The next morning I got up early so that I could go out to the barn before everyone else.  I wanted to make sure that when we walked in there were no obvious signs.  I know that Dad would have made sure of that already, but the big sister in me had to make sure for the sake of my siblings.  I walked out there by myself.  Hardest. thing. yet.  To face that without support from others was a true test of my strength.  You wouldn't think it was that hard, but it was.  When the others came out with me the second time it was amazing.  You see we were very quiet at first.  Then someone, either Luke or Dirk, said something funny.  We talked about memories of Mark in the barn and memories of the rest of us too.  Dirk and I talked about the bucket calves we had and how the barn was arranged then.  We actually walked away from the scene of Mark's death laughing and a bit stronger than before.

That day was hard, too.  It was the public visitation.  Mauri and I went as soon as it started around Noon and stayed for the whole afternoon.  I felt it was important for everyone else to have someone to hug and talk to.  Mark's death wasn't just a normal situation.  I had hoped it would help others accept it easier if they could talk about it. The rosary was after the visitation. We had lots of people come, which was beautiful!  I am so happy they came.  It couldn't have been easy for them to see our family and see Mark.  The most beautiful part of the whole evening - the moment that Juliana reached over during the rosary and put her arm on Adam because he was having a hard moment.  We were truly there for each other during this time.  When it was all said and done I had spent over 9 hours with Mark's body that day.  Longest. day. ever.  With only 45 minutes of sleep, going to the barn, and 9 hours at the funeral home - I was ready for sleep.

The funeral was amazing.  My dad stood up and said some of the most touching words.  I wish I could remember all of them.  Even though our family was grieving he made sure to see to the needs of others.  He said that everyone had asked us what could they do for us and he said that what wanted most was that everyone take their worries about money and their job, about the outside world and family problems and send them outside the church. Allow only the peace of heaven to fill the entire church.  He said all of this before they had brought up Mark's casket.  That means he was the first in our family to see the casket closed.  To stand up and say those things looking at the casket must have been so very hard.  I was so proud of him that day.  It was the best day and worst day for so many reasons.  All the siblings, including one cousin who was more like a sibling to Mark, served as pall bearers.  We watched as they lowered the casket into the ground.  Hard.  Final.  So very, very final.  We had a nice luncheon afterwards.  We were blessed to have many friends and family come and support us that day.

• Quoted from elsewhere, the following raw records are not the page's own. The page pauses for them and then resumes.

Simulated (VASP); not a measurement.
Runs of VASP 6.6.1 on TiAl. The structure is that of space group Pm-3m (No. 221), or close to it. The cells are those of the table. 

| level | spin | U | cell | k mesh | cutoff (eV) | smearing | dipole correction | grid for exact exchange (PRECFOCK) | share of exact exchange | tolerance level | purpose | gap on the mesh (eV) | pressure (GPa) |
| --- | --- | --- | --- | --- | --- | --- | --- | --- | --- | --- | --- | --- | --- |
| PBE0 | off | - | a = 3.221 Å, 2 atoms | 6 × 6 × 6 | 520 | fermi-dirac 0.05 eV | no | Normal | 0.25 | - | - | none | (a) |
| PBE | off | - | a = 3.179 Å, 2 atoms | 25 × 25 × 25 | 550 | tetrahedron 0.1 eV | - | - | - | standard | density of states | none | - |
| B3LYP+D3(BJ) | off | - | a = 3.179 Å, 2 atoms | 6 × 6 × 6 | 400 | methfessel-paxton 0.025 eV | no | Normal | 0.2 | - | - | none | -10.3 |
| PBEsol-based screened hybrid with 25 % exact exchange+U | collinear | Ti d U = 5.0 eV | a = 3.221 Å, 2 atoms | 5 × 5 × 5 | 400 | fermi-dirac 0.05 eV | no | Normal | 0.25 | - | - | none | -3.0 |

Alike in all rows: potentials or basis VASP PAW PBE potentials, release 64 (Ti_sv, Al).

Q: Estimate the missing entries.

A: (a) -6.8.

The next day, Sunday, we attended Mass and headed back to Michigan.  Short week, long week.  It was a grace-filled experience.  Mark's death has brought about many good things.  I can only hope that his death will serve as a reminder to all about treasuring the moments you have with your family.  A reminder that all life is precious, including your own.  A reminder of God's mercy, love, and grace.

For the first time in six years I didn't felt guilty last night for not spending hours in prayer or thought about Mark and those who miss him.  I did something for myself instead without the guilt I would have felt.  Normally I feel like if I pray or think about Mark it will make up for him being alone that night six years ago.  That night when no one was with him in his last hours.  Six years later, I'm still crying.  I did my typical morning of the 19th routine.  I read through my previous blog posts about Mark.  I cried and smiled.  Then I typed out this post.  The only difference from today than from the previous years is that for the first time the 19th falls on a Tuesday, just like the day he actually died.  For the first time I am reliving this week on the exact same days as we lived them.

As always - Mark, I miss you.

Mark, I love you.

For the other posts I've written about Mark please follow this link.

http://treasuresforheaven.blogspot.com/search/label/Mark

God bless you today.  If you are missing Mark - God please comfort.  If you are still mad and question the why - God please heal.  If you are fine - God please strengthen.  May we all have comfort, healing, and strength.  You are all in my prayers and thoughts.  Thank you for the same.